I’ve researched primary bins and understand their purpose, but I’m curious if anyone here actually uses them. If you do, have you encountered any issues? What benefits have you noticed?
They are good if you plan on using the replenish workbench or you want to control what bin something backflushes from and not use resource groups to do it. Prim bin is like number 3 or 4 in the backflush hierarchy.
It can also be helpful if you are planning on using the material queue for things like putaway.
A receipt to a bin that is not the primary generates a mtl queue to do a move to the primary bin. so if you have different teams that do your receipts and your putaway it can help.
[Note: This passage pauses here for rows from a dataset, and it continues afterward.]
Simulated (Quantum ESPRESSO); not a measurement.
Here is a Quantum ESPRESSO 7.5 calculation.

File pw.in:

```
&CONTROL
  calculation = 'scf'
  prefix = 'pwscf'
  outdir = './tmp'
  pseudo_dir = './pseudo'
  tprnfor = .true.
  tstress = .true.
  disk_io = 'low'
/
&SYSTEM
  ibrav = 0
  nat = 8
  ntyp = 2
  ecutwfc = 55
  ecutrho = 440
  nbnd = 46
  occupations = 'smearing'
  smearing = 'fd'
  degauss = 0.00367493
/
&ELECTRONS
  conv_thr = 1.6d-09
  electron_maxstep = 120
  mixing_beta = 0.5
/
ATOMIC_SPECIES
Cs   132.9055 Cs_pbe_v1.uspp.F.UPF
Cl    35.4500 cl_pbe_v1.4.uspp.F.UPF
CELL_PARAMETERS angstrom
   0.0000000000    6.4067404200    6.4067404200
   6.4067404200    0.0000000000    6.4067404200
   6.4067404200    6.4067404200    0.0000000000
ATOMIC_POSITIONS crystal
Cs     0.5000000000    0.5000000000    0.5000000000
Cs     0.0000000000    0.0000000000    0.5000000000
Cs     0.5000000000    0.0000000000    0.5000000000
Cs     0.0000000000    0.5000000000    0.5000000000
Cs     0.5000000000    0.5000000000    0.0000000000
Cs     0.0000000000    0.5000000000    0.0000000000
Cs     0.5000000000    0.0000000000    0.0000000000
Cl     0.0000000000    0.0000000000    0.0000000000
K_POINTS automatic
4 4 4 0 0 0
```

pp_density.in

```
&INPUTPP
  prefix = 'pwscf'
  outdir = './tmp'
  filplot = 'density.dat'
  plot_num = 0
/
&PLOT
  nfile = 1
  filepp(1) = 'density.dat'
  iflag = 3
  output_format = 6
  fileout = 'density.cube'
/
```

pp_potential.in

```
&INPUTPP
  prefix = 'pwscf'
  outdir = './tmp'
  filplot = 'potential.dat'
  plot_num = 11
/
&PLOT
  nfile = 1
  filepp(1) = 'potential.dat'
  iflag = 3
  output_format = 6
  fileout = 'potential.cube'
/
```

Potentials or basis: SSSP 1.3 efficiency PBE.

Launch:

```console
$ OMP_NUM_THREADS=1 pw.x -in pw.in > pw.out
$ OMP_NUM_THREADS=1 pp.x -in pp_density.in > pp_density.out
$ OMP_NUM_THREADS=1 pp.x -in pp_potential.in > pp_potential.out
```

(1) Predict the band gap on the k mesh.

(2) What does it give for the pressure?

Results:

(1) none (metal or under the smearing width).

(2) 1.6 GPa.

Primary bins are exactly that. If you have a primary location where you want to store a given part, you define a primary bin for it. By definition, there can be only one (per warehouse).
Once defined, transactions will default to the primary bin for that part/warehouse.
If you don’t store the same parts in the same location all the time(or at least long periods of time), then it doesn’t really offer you anything and there’s no point in using it.
I’d argue they are kind of necessary for any sort of automatic-ness of… something.
The big problem is, what is the something?
So, imagine:
- You make part 12345 in house, and it is made to stock
- When part 12345 is completed, it sits in the PAINT-OUT location (bin)
- Bulk (overflow) of the part is stored in location AA01
- You use this part as a component of part 67890
- You want to backflush 12345 from bin BB35 (when there is a job for part 67890)
Which of those 3 locations is the primary bin for part 67890?
- If you want to auto receive, PAINT-OUT needs to be the primary
- If you expect the material queue to suggest a move to the bulk location, AA01 needs to be primary
- If you want backflushing to be specific to that part number, BB35 needs to be the primary
But you may want all (or two) of those things! But you can only have one primary bin…
So, it’s hard to say which something you should gear towards.
Also, you may try to resolve this with multiple warehouses. I would say that’s a bad idea, as does @Nancy_Hoyt
Three warehouses within our HQ…we’re primarily make-to-stock so it works for us: the manufacturing side (components etc), shipping (the main warehouse, cases/pallets being shipped), pick-and-pack/ecommerce (shipping eaches or broken cartons). Really depends on your operation as to whether multi-warehouse will work.
We set primary bins so they default for inventory transfers and adjustments.
Since the MtlSeq numbers in our BOMs don’t represent anything in particular, and especially not the order we want stuff picked from the shelves for jobs, we use the primary bin’s BinSeq
and the bin number itself to sort our pick lists. Bin numbers are mostly like A-01-01 for us (section, shelf, bin), but the sections aren’t ordered A-Z in an optimal picking order, so we’ve got something like:
0 - G-12 thru G-17, H-12 thru H-17, MM-E, MM-F, MM-O, W-04, W-05
1 - A, B, Y, Z
2 - C, D, E, H-01, H-03, X
3 - F, G-02, J, V
4 - more A, more B, C-05, the rest of G and H
5 - I, J
6 - N, Q
7 - R, S
8 - U
9 - packaging areas POU and table racks
10 - ???
11 - closets and offices
etc…
300 - a few F bins at the end, maybe backflushed parts, idk
997, 998, 999 - shouldn’t normally be picked from, always sort to the end
…with a bunch of bins that don’t fit the naming scheme thrown into various places in the sequence.
Curious - do the same parts exist in multiple warehouses? If so, is that a good thing in your view?
There are pros and cons to that (same part in many warehouses in one site). I just found that in practice, no one cared about the discipline required to make that function well, so it was a disaster for us. It can work; it’s just… rare.
I feel stupid… where is this field (assume it’s a field)? WhseBin
table?
If I had some sort of bogus sort to do on bins, I have used Aisle
in the past.
They do but it’s manageable…we have some parts we sell from both warehouse and pick-pack. Replenish the pick-pack side from the general warehouse as needed. The manufacturing side is more or less its own silo.